Within the Heritage Language Grant Program, the OSPI must establish two separate competitive grant application and award processes: one for heritage language programs for immigrant and refugee students; and one for indigenous language programs for native students. Grant awards must be limited to one award per program per biennium.
Beginning October 1, 2019, and by October 1 each odd-numbered year thereafter, the OSPI must award up to: (a) five two-year grants of up to $75,000 to LEAs to create heritage language programs for immigrant and refugee students; and (b) five two-year grants of up to $75,000 to state-tribal compact schools or school districts in partnership with an Indian tribe or nation to create indigenous language programs.
The OSPI must identify criteria for awarding the grants, evaluate applicants, and award grant funds. The OSPI must prioritize applicants that partner with community-based organizations. Applications for a heritage language program for immigrants or refugees must describe how the program will support ELs whose target language is one of the five most commonly spoken languages in the community, but is not supported with school-based enrichment opportunities for the language, such as a DL program. Applicants must agree to inform students and families of options to earn world language credits or the Washington State Seal of Biliteracy by, among other things, demonstrating proficiency in a language other than English.
The OSPI must promote the Heritage Language Grant Program by reaching out to immigrant and refugee communities and native communities. In addition, a biennial report is required that details the grant period's successes, best practices, lessons learned, and outcomes.
Early Learning Dual Language Grant Program. Subject to state funding, the Department of Children, Youth, and Families (DCYF) must develop and administer the Early Learning DL Grant Program to grow capacity for high quality DL learning in child care and Early Childhood Education and Assistance Programs (ECEAP) in order to better meet the needs of ELs.
Within the Early Learning DL Grant Program, the DCYF must establish two separate competitive grant application and award processes: one for ECEAP contractors; and one for eligible child care providers. Grant awards must be limited to one award per contractor or provider per biennium.
Beginning September 1, 2019, and by September 1 each odd-numbered year thereafter, the DCYF must award up to: (a) five two-year grants of up to $10,000 to ECEAP contractors to support new ECEAP DL classrooms (with at least two awarded to tribal ECEAP contractors); and (b) five two-year grants of up to $10,000 to eligible child care providers interested in establishing or converting to a DL program. An eligible child care provider is a provider who accepts state subsidy and is an active participant in the Early Achievers Program.
The DCYF must identify criteria for awarding the grants, evaluate applicants, and award grant funds. Applications must describe: (1) how the DL early learning program will reflect the languages spoken in the classroom, the school, and the community; (2) the applicant's DL early learning program family engagement strategy; (3) the applicant's plan for student enrollment and outreach to families who speak the target language; (4) the number of classrooms that the applicant will convert to DL instruction; and (5) the applicant's spending plan for the grant funds.

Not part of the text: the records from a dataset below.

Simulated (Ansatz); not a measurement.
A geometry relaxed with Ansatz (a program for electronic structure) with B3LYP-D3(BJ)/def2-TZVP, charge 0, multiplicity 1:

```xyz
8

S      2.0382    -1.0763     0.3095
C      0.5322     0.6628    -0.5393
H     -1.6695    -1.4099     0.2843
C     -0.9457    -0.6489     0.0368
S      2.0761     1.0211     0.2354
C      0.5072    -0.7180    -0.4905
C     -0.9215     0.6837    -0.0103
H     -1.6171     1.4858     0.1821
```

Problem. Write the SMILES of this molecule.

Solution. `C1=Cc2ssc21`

Grant funds must be used to support professional development and capacity-building activities. Grantees must participate in DCYF-conducted evaluations of program effectiveness.
Biliteracy Development Standards. By September 1, 2020, the OSPI must adopt essential academic learning requirements (EALRs) and grade level expectations (GLEs) for biliteracy development that are aligned with the EALRs for English language arts and the statewide student assessments. The EALRs and the GLEs must be periodically updated to incorporate best practices in biliteracy development.
Loan Repayment for Dual Language Program Teachers. Upon documentation of federal student loan indebtedness, the Office of Student Financial Assistance (OSFA) must enter into agreements with certificated teachers to repay all or part of the teacher's federal student loans in exchange for teaching service in a DL program in an approved educational program. Teachers eligible for loan repayment must hold an endorsement in bilingual education during the period of repayment.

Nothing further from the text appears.